A top official of the Democratic National Committee on Sunday quit her post to join Vermont Sen. Bernie Sanders' presidential nomination effort.

Rep. Tulsi Gabbard, D-Hawaii, vice chairwoman of the DNC, announced on NBC’s “Meet the Press” she was joining Sanders’ campaign because the country needs a commander in chief “who has foresight, who exercises good judgment, who looks beyond the consequences, looks at the consequences of the actions they’re looking to take, before they take those actions.”

Sanders welcomed Gabbard’s support in a tweet.

Gabbard’s announcement makes her the fourth member of Congress to back Sanders over former Secretary of State Hillary Clinton.

The move came a day after Clinton trounced Sanders in the South Carolina primary. On ABC’s “This Week” and NBC’s “Meet the Press,” Sanders admitted, “We got decimated,” in the balloting. He predicted, however, he will do better than expected in the Super Tuesday primaries, including in Vermont, Massachusetts, Minnesota, Colorado and Oklahoma. Clinton, however, won endorsements Sunday from two Vermont newspapers.

He said the one bright spot in Saturday’s primary was among voters younger than 30.
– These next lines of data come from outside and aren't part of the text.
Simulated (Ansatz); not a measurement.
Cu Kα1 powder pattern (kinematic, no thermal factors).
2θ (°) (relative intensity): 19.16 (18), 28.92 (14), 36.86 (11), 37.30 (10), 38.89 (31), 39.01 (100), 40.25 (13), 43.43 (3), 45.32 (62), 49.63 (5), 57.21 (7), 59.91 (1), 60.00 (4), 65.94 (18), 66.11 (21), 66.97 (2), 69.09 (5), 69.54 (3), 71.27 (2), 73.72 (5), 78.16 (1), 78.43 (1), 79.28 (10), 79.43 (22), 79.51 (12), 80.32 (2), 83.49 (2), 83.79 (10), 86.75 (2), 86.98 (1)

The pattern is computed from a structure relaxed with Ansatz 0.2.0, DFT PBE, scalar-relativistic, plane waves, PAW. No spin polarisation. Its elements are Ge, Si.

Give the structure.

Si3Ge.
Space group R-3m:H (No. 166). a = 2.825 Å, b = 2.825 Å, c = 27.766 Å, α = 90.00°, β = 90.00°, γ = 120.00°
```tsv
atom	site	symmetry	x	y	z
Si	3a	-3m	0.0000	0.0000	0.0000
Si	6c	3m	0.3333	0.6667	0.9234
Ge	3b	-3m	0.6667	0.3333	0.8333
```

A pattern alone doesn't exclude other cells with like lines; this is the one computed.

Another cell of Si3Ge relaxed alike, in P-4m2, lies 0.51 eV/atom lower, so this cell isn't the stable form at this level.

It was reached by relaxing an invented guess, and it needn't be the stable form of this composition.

sanders U.S. Democratic presidential candidate Senator Bernie Sanders pauses while speaking at a campaign rally in Rochester, Minnesota, Feb. 27, 2016, the day of the South Carolina primary. Photo: Brian Snyder/Reuters

Sanders goes into Super Tuesday trailing Clinton badly in the delegate count. An Associated Press count gives Clinton 544 delegates, including more than 400 of the 712 superdelegates, to Sanders’ 85. A candidate needs 2,382 delegates to win the nomination. In Tuesday’s primaries and caucuses, Sanders is targeting 288 delegates while Clinton is targeting 571, likely widening her lead.

Polls released by NBC/Wall Street Journal and CBS gave Clinton the edge going into Tuesday’s contests. The CBS poll indicated Clinton has a 20-point lead in Georgia, Texas and Virginia. The NBC/WSJ poll gives her a 2-to-1 edge in Georgia, Tennessee and Texas.